Luke 14:25 A large crowd was following Jesus.

• That crowd wasn’t so very different than us when we’re being entertained. They liked the food, the excitement of seeing a miracle or a healing, maybe a hint of rebellion in the air. Or perhaps just curiosity.

• But Jesus knew that their motives couldn’t tolerate the cost of what it truly meant to follow him.

• First, he sets

The Relational Cost:

Luke 14:26 “If you want to be my disciple, you must, by comparison, hate everyone else—your father and mother, wife and children, brothers and sisters—yes, even your own life. Otherwise, you cannot be my disciple.

• Jesus means what he says but he’s also willing to use hyperbole or exaggeration to make his point.

• In this case, he wants us to understand the priority of relationships.

• It’s simple: We can do what Jesus wants, or we can do what others want.

• But wow, that’s harsh, Jesus!

• Rule of bible interpretation: the bible interprets itself. To pull this verse completely out of context of the passage and the rest of the Bible is to make it contradictory to the intent of the whole Word.

• Jesus himself told us to honor our father and mother.

Mark 7:9–13 Then he said, “You skillfully sidestep God’s law in order to hold on to your own tradition. 10 For instance, Moses gave you this law from God: ‘Honor your father and mother,’ and ‘Anyone who speaks disrespectfully of father or mother must be put to death.’

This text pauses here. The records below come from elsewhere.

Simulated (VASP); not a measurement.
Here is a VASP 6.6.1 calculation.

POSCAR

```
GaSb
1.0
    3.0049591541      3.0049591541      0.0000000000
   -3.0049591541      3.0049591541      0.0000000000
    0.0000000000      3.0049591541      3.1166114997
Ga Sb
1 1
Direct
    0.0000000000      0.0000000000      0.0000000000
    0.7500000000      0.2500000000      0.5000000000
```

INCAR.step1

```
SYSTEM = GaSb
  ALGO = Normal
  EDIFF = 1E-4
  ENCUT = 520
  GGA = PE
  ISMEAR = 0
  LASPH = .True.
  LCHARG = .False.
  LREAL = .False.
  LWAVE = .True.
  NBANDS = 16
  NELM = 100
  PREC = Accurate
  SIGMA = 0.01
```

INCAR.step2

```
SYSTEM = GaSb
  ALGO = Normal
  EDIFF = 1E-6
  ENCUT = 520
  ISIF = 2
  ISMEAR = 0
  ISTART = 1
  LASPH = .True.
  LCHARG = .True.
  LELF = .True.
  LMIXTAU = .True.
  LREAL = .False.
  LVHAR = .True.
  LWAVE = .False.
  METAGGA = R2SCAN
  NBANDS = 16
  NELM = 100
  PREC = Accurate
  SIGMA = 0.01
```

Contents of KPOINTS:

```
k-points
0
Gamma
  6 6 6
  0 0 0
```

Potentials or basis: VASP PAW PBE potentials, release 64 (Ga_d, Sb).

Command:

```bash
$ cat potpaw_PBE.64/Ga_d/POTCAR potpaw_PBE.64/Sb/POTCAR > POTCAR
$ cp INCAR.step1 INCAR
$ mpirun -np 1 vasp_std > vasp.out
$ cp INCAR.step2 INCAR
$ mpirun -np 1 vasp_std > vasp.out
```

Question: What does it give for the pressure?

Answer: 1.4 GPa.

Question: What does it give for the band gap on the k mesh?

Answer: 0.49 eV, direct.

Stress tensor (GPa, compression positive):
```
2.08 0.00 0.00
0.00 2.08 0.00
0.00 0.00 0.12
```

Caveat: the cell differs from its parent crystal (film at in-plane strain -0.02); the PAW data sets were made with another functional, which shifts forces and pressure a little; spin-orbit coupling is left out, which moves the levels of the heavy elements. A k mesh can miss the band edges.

Ephesians 5:25 25 For husbands, this means love your wives, just as Christ loved the church. He gave up his life for her

Mark 10:16 Then he took the children in his arms and placed his hands on their heads and blessed them.

Luke 6:27 “But to you who are willing to listen, I say, love your enemies! Do good to those who hate you.

John 13:34–35 35 Your love for one another will prove to the world that you are my disciples.”

• No, Jesus is saying that by comparison, our love for others must be that much lower a priority than loving and following Him.

• The paradox is, when we love Jesus that much we’re enabled to love our children, spouses, parents, friends even more because we are becoming more and more like our Lord who gave the greatest love possible. We’ll be willing to love and serve them in the best possible way.

The Sacrificial Cost:

• Luke 14:26 “If you want to be my disciple, you must, by comparison, hate everyone else—your father and mother, wife and children, brothers and sisters—yes, even your own life. Otherwise, you cannot be my disciple.

• We do a pretty good job of following ourselves first.

• The greatest struggle in the Christian life is to respond to “Thy will or MY will.”

• Jesus next startling statement on the cost of following is to tell us to go and die.

• To self.

• it’s clear that Jesus knew our biggest struggle in following Him would be choosing between our own self-interest and His plan for life.

• The answer is to simply choose to “end” this life. Not literally, of course. But to consider life as a “series of deaths.” That’s self-denial.

• Paul wrote:

• Philippians 3:7–9 I once thought these things were valuable, but now I consider them worthless because of what Christ has done. 8 Yes, everything else is worthless when compared with the infinite value of knowing Christ Jesus my Lord. For his sake I have discarded everything else, counting it all as garbage, so that I could gain Christ 9 and become one with him.

• It’s a sacrifice of the things that we think will make us happy so we can choose Christ’s life as our model and find true deep satisfaction.

Calculating the Cost

• One time on the Price is Right (9/2008), a contestant (Terry Kneiss) bid the exact cost of a Showcase. One man, Ted Slauson, had constantly watched the show, noted what products consistently showed up and the price. He used statistical analysis to legitimately determine the exact prices of the items in the showcase. He signaled the price ($23,743) to Terry on stage. They won.

• Can you imagine the hours of study and concentration that went into learning all that just to win a camper, karaoke machine and a pool table as well as the other showcase of mainly trips.

• Can you imagine the difference in our lives if we put in a tenth of the effort to follow Jesus that these guys did to win prizes?

• Jesus likens it to calculating the effort it takes in construction and in war.

Luke 14:28–33 “But don’t begin until you count the cost. For who would begin construction of a building without first calculating the cost to see if there is enough money to finish it? 29 Otherwise, you might complete only the foundation before running out of money, and then everyone would laugh at you. 30 They would say, ‘There’s the person who started that building and couldn’t afford to finish it!’ 31 “Or what king would go to war against another king without first sitting down with his counselors to discuss whether his army of 10,000 could defeat the 20,000 soldiers marching against him? 32 And if he can’t, he will send a delegation to discuss terms of peace while the enemy is still far away. 33 So you cannot become my disciple without giving up everything you own.

• We’re not game show contestants who will do well when we know the cost of an item.

We’re followers of Jesus Christ who must know and count the cost of discipleship.